The Nigerian Fiscal Year is once again returned to run from January to December as President Muhammadu Buhari Tuesday signed the 2020 Budget into law and gave approval for implementation starting from January 1st 2020.
This is the earliest since the return to democracy in 1990 after several call by economic analysts. This was made possible by the efforts put in by the Executive and Legislative arms of Government to work in harmony towards the goal away from the palpable brawl that dominated the first regime of the Buhari administration. Despite insinuations in some quarters pointing at the National Assembly as being rubber-stamp to the Executive, it is for the good of Nigerians if positive moves of this nature will continue for the rest of the tenure and even for subsequent administration. This is actually expected since the ruling party dominates the two chambers.
With this early passage, it is expected that following early and concerted implementation, government injections into the economy will spur economic activities towards GDP growth. Investors will be able to understand the direction of economic trading and take off with it. This is expected to eliminate the waiting in speculation often experienced at the beginning of the year.
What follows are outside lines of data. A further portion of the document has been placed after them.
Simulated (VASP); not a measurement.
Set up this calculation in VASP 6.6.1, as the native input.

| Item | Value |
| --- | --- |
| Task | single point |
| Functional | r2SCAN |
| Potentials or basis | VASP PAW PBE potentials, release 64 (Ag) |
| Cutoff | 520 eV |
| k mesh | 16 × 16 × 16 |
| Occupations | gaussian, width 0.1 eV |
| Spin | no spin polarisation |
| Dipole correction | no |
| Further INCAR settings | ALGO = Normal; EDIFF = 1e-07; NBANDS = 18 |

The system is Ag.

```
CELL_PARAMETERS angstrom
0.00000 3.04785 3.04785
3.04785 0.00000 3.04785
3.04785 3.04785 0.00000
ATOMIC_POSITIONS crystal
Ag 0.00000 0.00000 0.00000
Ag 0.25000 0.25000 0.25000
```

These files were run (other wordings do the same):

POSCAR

The initial 10.33 trillion 2020 budget was reviewed upward with additional N270 billion bringing the total budget past to N10.6 trillion. The National Assembly raised statutory transfers from the proposed N556.7bn to N560,470,827,235; raised debt service from N2.45tn to N2,725,498,930,000; reduced recurrent (non-debt) expenditure from N4.88tn to N4,842,974,600,640; increased development fund for capital expenditure from N2.14tn to N2,465,418,006,955 and raised its own budget from N125bn to N128bn.
The budget is based on an oil price benchmark of $57 per barrel, a daily oil production estimate of 2.18 mbpd. and an exchange rate of N305 per US Dollar. The projected GDP growth is 2.93 percent as proposed by the Executive. Other assumptions are Inflation rate of 10.1 percent, Nominal Consumption of N122.75 trillion and Nominal GDP of N142.96 trillion.
Of major concern is the funding of the 2020 budget. The Executive submitted a Finance Bill along with the budget which was passed in November raising VAT from 5 percent to 7.5 percent. The government proposed to raise estimated N8.155tn to finance part of the budget. The policy amended seven existing tax and fiscal policy laws which are the Companies Income Tax Act, 2004; Value Added Tax, 2007; Customs and Excise Tariff Consolidation Act, 2004; Personal Income Tax Act, 2007; Capital Gains Tax Act, 2007; Stamp Duties Act, 2007; and the Petroleum Profit Tax Act, 2004 .
Though the President noted that with global oil price outlook and the IGR projection, the budget will be well financed. It is however clear that the budget runs with a deficit of about N2 trillion which the government wish to fund through borrowing. This is a major concern considering the existing stock of debt. vis-à-vis the loan servicing obligation. The President of the Senate, Senator Ahmed Lawan, has though promised that the Senate will pass the $29.96bn external borrowing plan as presented by the Executive.
Nigerians are seriously hopeful that the budget be concertedly implemented with all funds, internally generated and borrowed prudently utilized.